Color schemes work best when the amounts of the colors used in the design are not equal. A variety of proportions creates more interest, and you can set the mood and energy level of a design or illustration simply by which colars you use as dominants and which play an emphatic or accenting role.
If you create a design using 1/3 red, 1/3 yellow and 1/3 orange, you limit your ability to use color to create emphasis or focal point. Also, the color scheme can become discordant and lose its appeal or miscommunicate. IT can also be perceived as static, even if the colors are warm in temperature and fully-saturated, as in the example below.
To create interest using 3 colors, try a 1/2:1/4:1/4 [50:25:25] ratio. This give the larger proportion dominance, and allows the smaller amounts to serve as accents.
If your design uses 4 colors, one rule of thumb is to assign 1/3 of the design space to one color, making it the dominant, and then break up the remaining two-thirds of the design into smaller, unequal areas: 1/3:1/6:1/6. The color that is used least can become the accent if it is lighter or darker enough in relation to the other colors.
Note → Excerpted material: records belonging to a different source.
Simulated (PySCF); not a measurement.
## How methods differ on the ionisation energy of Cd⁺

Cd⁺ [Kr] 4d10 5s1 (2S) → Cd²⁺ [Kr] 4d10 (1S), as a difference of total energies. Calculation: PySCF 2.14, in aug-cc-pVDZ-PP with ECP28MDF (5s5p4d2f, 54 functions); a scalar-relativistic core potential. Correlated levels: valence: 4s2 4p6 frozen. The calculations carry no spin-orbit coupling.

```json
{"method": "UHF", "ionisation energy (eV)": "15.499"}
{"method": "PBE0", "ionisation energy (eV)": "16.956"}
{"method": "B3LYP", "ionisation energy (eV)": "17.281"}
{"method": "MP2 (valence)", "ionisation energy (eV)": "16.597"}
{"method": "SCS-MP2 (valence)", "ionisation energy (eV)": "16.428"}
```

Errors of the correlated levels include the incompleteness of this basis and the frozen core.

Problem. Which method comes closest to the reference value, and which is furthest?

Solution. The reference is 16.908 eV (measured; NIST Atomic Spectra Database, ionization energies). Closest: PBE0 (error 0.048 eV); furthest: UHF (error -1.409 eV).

In the above diagram, notice how much more engaging the color scheme on the far right is compared to the scheme on the far left.
Use color to support the purpose of the design.
There are no set rules for distributing color throughout a design. Your decisions about color should be based on what you are trying to achieve with the design and who you are trying to reach. Design is not art. It is not creative expression. Design communicates. Purpose and audience should drive all of your color decisions.
One method for learning how to use color effectively in your designs is to observe how others have used it. Look at any visual design or illustration that intends to communicate, attract or engage a user. What is the message? What colors are used to communicate the message? What hue families and color qualities were chosen? Are the colors mostly light? Intense? Dark? Are they warm or cool? Are they subdued or neutralized? Are the differences among colors subtle or obvious? A little awareness of how color is used in your everyday activities can help instruct you. Keep your eyes open.